The U.S. market is approaching a 70/30 mix of light trucks and cars. Do you feel Honda has the right product and capacity for that mix?
I do. We believe we have strong products in the segments we compete in. That's allowed us to be No. 1 or No. 2 in every segment we compete in. As some other manufacturers are stepping away from passenger cars, we see that as an opportunity for Honda and Acura because our passenger car lines are very strong. On the light-truck business, we do have production capacity there, so we're working hard to fulfill the demands of the marketplace. We're comfortable with our product lineup there. We're always looking to optimize our products, maybe add a product where it makes sense.
As far as your Clarity line, you've been really aggressive the past month or so in marketing the plug-in hybrid variant. Are you seeing an increase in store traffic?

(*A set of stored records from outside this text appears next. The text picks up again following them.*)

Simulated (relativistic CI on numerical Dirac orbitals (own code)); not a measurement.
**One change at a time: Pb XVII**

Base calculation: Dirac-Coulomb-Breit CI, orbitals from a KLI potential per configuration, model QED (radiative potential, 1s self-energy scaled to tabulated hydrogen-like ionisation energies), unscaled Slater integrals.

By 2030, we'd like two-thirds of our vehicle sales worldwide to be electrified in some fashion. This has been a big effort for Honda in the U.S., starting with an education program. With that, as the Clarity has gone into the marketplace, every month we're getting more sales velocity. People are coming in and test driving the vehicle. It's not a compromise hybrid. It seats five comfortably, has very good performance, has a range rating of over 300 miles. It's a useful vehicle for many consumers.
Last month, I had a chance to see a focus group that Honda did on electrified vehicles. Some consumers thought they'd be stranded if a plug-in hybrid ran out of battery power, even though there's gasoline. There was some confusion. Do you think EVs are being pushed out before consumers are comfortable with them?
I think the challenge for manufacturers is to provide education to the consumers on the benefits of electrified vehicles. That's something Honda has been trying to do with our ad for Clarity, talking about how you can use battery and once the battery runs out, you have gas for longer range. That's something that the manufacturer has to continue to communicate in the marketplace. The reality is that as time goes on, more and more vehicles will be electrified in some fashion, so we really do need to start the education process to get sales to the level that we're targeting with electrified vehicles.
With the Insight, Honda hasn't had much luck competing with the Toyota Prius. What makes the newest variant different from the past ones?
This is the third generation. It's very stylish, has room for five comfortably, full trunk space. It's truly a no-compromise hybrid. We think it differentiates Honda from the rest of the competition.
Do you think it's still a direct competitor of the Prius?
It's a passenger car, so there will be some level of competition. If you look at the Insight hybrid versus the competitors in the space, I think it's by far the most stylish vehicle. I think consumers are going to gravitate to it.
Sales are a bit down this year, roughly 3 percent through four months. What do you attribute that to?
Our business has been relatively flat, fairly consistent with the marketplace. We are expecting at the end of the year to be up versus last year. If you look at everything we have in place, from new products that are coming out to our marketing plans, we're confident that we'll be able to grow our business by the end of the year.
Do you feel Honda and Acura incentive spending is in the right area?
From our perspective, the first thing you have to do is develop leadership product. Once you do that, you have to position it correctly in the marketplace. If you do that as well as produce to the level that the market wants, the products should sell very well on their own. Obviously, supported by great marketing, they should sell well on their own. The product shouldn't need very much financial support or incentives. Occasionally, if inventory gets a little too high in the dealer channel or we have some competitive issues, we may use incentives from time to time. Again, that's not the first thing we're ever going to do. That model has worked well for us, not only in the near term, for decades at Honda. We plan to continue to use that business model going forward.
You have a motorsports background from Yamaha. Do you want to get your hand in motorsports at Honda?
I'm more than happy in the auto business right now. It keeps plenty of my attention. I do talk to the people in the powersports business as well as our engine business, because we do work closely together. We're one team working toward common goals.